Pembroke College Cambridge

Lieder in Pembroke: Interview with Joseph Middleton (Part 1)

The Sir Arthur Bliss Song series is a series of performances of Lieder Music held in the Old Library.

image2This term we have so far heard stunning performances from Kathryn Rudge and Jennifer Johnston, and can look forward to the final concert of term from Ashley Riches.  All the artists are accompanied by College Musician and highly-acclaimed Lieder musician Joseph Middleton.  In this two-part blog, he talked to Kit Smart about Lieder and music in Pembroke.  You can read part 2 for more about the Bliss series, and the intense intellectual and musical work required to be a top-class Lieder musician.

You can buy tickets for the next recital here

 

 

 

I wondered if you could explains, for the uninitiated, what Lieder music is and why it works so well in the Old Library?

Lieder is just the German word for songs, and it was born in the late 18th century and had its hey-day in the 19th century with composers like Schubert, Schumann, Brahms, Wolf, and Strauss. It’s a very intimate thoughtful art form. It obviously involves voices, but unlike opera where you have a set and lighting and lots of other characters, with Lieder you tend to just have one voice, no set, nothing at all, just a voice trying to convey poetry set to music, in its most refined form I think. The voice is often accompanied by just the piano, and the piano part is of equal importance to the voice, often commenting on the subtext of the poem.

Lieder works brilliantly here because Pembroke has a stunning venue, the Old Library, which is the perfect size for this type of art form.  Most Lieder by composers such as Schubert and Schumann were written for the home, and would have been performed for perhaps 12 or so people, and for this reason it lends itself to quite small venues where singers don’t have to push their voices, they can sing comfortably and with their primary concern being for the clarity of text.  So it works brilliantly here because the Old Library is just the right size and it suits voices really well.  Voices can sing as softly as they like and the room helps it still to speak, and they can sing really full and it doesn’t get overblown. It’s a really good space and I find when I travel all over the world doing concerts, and particularly in the states where they love a large concert hall, for instance the Lincoln Centre, trying to play a song written for a group of 12 people to a two and a half thousand seater room, it takes on a completely different life.  It’s not necessarily better or worse but its certainly different. I suspect most singers who enjoy singing Lieder would prefer to sing in a room like the Old Library. It just feels closer to the composer’s intentions.

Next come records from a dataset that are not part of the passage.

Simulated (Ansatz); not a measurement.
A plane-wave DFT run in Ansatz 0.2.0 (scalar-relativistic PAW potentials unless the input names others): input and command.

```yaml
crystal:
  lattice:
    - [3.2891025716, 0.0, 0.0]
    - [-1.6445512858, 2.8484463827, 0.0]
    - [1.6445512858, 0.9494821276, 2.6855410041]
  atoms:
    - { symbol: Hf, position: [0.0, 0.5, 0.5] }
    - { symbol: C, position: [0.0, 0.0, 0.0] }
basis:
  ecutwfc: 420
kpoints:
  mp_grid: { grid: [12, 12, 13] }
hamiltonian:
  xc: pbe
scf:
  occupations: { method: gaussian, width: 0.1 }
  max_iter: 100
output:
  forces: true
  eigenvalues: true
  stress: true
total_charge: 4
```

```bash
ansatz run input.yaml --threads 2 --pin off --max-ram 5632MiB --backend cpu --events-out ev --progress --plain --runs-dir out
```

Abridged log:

There’s a Pembroke Lieder scheme, what is that about?

So every year we audition singers and pianists who are perhaps looking to go to a music college for postgraduate study, and the Lieder scheme is meant to be something of a bridge. It introduces them to the type of work they might do if they end up doing a postgraduate degree at the Royal Academy of Music or the Guildhall.  So if they get onto the scheme they get coaching from me twice each term, and I also invite in highly respected singers to work with them, so it’s a great way for them to meet internationally acclaimed stars at the top of their game, and work with them in a small space where it feels very safe for them to explore different ways of singing, different interpretations.  As part of the scheme we also have a public masterclass in the spring term and a final concert as well.  It’s heartening because this is the third or the fourth year we’ve run the scheme, and every year all of the singers and pianists on the scheme who wanted to go to a music college got in and got full scholarships. It’s a great form of musical training and there’s nothing else like it in Cambridge.

Of course the University offers the highly successful instrumental awards scheme, and there’s also much provision for people who want to study organ and choral singing but there’s nothing like this, and I think it’s a really vital thing that we do here.

Yes, that was your original task I believe, to do the non-chapel music

Yes, and it’s been great. It’s something I love doing and I know from the feedback we’ve had that the students get a lot out of it as well.  Cambridge is such an amazing place for doing a lot of things, and occasionally it feels like people are spread too thinly.  The point of the Lieder scheme is that, rather than picking a lot of songs, they perhaps pick ten or so songs and we really work on them in depth over the course of an academic year. In an hour’s coaching we might do one page of one song and really talk about the text, where it was from, why it was written, why the composer was inspired to take this text down off his shelf and set it.  So it’s working a lot with imagination.

You’ve said before that if it’s in a different language you’ll ask the singer to read through in English so that they really engage with the text, and I think even to an untrained ear you can absolutely hear the difference that makes.

I think it’s really vital that singers and pianists know every single word of what they’re singing.  That sounds really obvious, but it’s surprising how many times - and I do this as well – you get an English text, and if you speak English as your first language, you get a general gist but don’t really dig deep into it and engage with what it’s really about.  We spend a lot of time on that, a lot of time translating the likes of Goethe and Verlaine.  I think our job as performers is to put across in the best possible light these scores, and as clearly as we can.